Crescent City is located at the very tippy-top of California. I found a great map on Pinterest of this area:
If you look at the “inset” box on the top right, you will find the Battery Point Lighthouse.
The lens (in the tower’s lantern room) lit up the night sky for the first time in December 1856.
I can’t imagine what this must have looked like to passing ships or event the residents of Crescent City at that time. This was before the Civil War!
Because it is perched atop a small, rocky island the lantern room has seen broken glass and water when the waves become high & violent.
On March 27, 1964, Crescent City received the worst tsunami damage ever suffered along the west coast of the lower 48 states when the Alaskan earthquake occurred. This earthquake was the strongest ever recorded in the northern hemisphere. The waves from Alaska raced south at speeds of up to 600 MPH! Crescent City experienced 20 foot crests.
The curators happened to be living in the lighthouse when the waves arrived. Here is an eyewitness account from the Friends of the Battery Point Lighthouse website http://www.lighthousefriends.com:
Clarence (Roxey) and Peggy Coons were living as curators in the lighthouse when the waves arrived. Peggy awoke a little before midnight to use the bathroom, and upon looking out the window noted an extremely high tide in the harbor that was illuminated by a nearly full moon. She roused her husband, and they quickly dressed and hurried outside in time to witness the first waves pummel Crescent City.
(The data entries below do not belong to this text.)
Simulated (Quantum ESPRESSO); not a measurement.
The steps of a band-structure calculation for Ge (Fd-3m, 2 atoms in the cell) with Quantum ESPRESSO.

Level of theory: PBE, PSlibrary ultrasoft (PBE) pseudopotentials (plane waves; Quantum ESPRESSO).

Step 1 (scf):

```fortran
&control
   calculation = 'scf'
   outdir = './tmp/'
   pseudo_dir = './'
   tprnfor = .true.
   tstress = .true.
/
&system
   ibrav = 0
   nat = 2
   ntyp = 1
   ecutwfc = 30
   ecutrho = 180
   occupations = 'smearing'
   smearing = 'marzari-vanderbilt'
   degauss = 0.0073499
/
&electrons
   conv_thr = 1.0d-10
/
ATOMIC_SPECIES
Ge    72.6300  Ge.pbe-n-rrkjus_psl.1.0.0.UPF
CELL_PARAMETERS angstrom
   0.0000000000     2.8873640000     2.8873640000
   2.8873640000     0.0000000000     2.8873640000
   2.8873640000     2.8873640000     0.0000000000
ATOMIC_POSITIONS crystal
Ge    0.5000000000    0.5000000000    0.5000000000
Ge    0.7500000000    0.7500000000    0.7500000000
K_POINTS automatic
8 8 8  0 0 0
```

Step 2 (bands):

The following is Peggy’s account after the third wave had flooded the city:
The water withdrew as if someone had pulled the plug. It receded a distance of three-quarters of a mile from the shore. We were looking down, as though from a high mountain, into a black abyss. It was a mystical labyrinth of caves, canyons, basins, and pits, undreamed of in the wildest of fantasies.The basin was sucked dry…In the distance, a black wall of water was rapidly building up, evidenced by a flash of white as the edge of the boiling and seething seawater reflected the moonlight.
Then the mammoth wall of water came barreling towards us. It was a terrifying mass, stretching up from the ocean floor and looking much higher than the island. Roxey shouted, “Let’s head for the tower!” – but it was too late. “Look out!” he yelled, and we both ducked as the water struck, split and swirled over both sides of the island. It struck with such force and speed that we felt we were being carried along with the ocean. It took several minutes before we realized that the island hadn’t moved.
When the tsunami assaulted the shore, it was like a violent explosion. A thunderous roar mingled with all the confusion. Everywhere we looked buildings, cars, lumber, and boats shifted around like crazy. The whole beachfront moved, changing before our very eyes. By this time, the fire had spread to the Texaco bulk tanks. They started exploding one after another, lighting up the sky. It was spectacular!
It still seems hard to believe that with all the salvage that floated by us out to sea, the only bit to reach the island was one spool of lavender thread.
Astonishingly, the lighthouse survived intact and is today offering tours given by the current caretakers. Many people have highly recommended visiting this site and give the advice of visiting in low-tide so you can get across the isthmus to take the tour.